Back in March 2020, no-one could have imagined that businesses would be facing up to 18 months of disruption – and many firms that may not have needed or considered government support in the past are certainly in need of it now. Access to a range of fit-for-purpose offerings must be made available – and fast.

Utilise intermediaries and advisors

To those who fear the current offerings are open to fraud, and that sensible lending practises must be retained regardless of government guarantees, I say this: As a nation, we boast a rich database of intermediaries and advisors. Let’s use them! The skill sets that many of us have acquired over the years will arguably supersede anything that a bank manager, accountant or politician can offer, in terms of a full understanding and comprehensive knowledge of what is a very diverse and complex marketplace. By following a traditional model, where people work with people, the process of gaining access to the best-fit finance will prevail, and the lenders want this too!

Give a lifeline to the forgotten millions

The latest figures estimate that more than 250,000 small businesses are likely to collapse this year alone, and there are about three million self-employed/sole directors who have been excluded from any form of government support.

I’m not for a moment suggesting that all businesses should qualify for support, but ultimately those that do pass the initial stress tests should be given the best chance of survival by making the best-fit finance options available.

All applications can be routed through an army of pre-qualified intermediaries that have been working on the frontline since the banks crashed over a decade ago. Ideally, funding would be provided through grants not debt, but anything is better than nothing at all!

When I started my small business, the advice from the accountant was that if your business makes no money, then you do not get paid. And that is still relevant today. The system should, therefore, compliment the basic rule of all micro and small businesses owners – that you will earn your living from a humble PAYE salary and a variable dividend can be drawn depending on the profit achieved.

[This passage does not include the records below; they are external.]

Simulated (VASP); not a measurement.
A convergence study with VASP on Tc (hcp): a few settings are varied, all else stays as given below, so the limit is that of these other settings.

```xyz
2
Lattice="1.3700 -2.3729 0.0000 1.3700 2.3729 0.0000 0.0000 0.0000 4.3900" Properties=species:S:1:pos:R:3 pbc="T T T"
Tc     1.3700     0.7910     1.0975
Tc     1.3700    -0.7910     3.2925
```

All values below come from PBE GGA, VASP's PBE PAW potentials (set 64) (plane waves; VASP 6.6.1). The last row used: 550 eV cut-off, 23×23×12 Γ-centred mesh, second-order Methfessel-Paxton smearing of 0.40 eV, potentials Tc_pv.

So, what is it all about, Rishi? Why are millions still being treated like tax dodgers? When are they going to be recognised as genuine business professionals that have probably been managing unpredictable cashflows since inception, let alone as of today? How on earth are the forgotten going to survive?

The option of no further support, no extra loan scheme admendments, no limit increase for BBILS, no relaxing of CBILS credit appetites and no lender offering anything sensible unless secured is not worth thinking about. The huge cost to local communities and individual livelihoods continues to make me uncomfortably numb.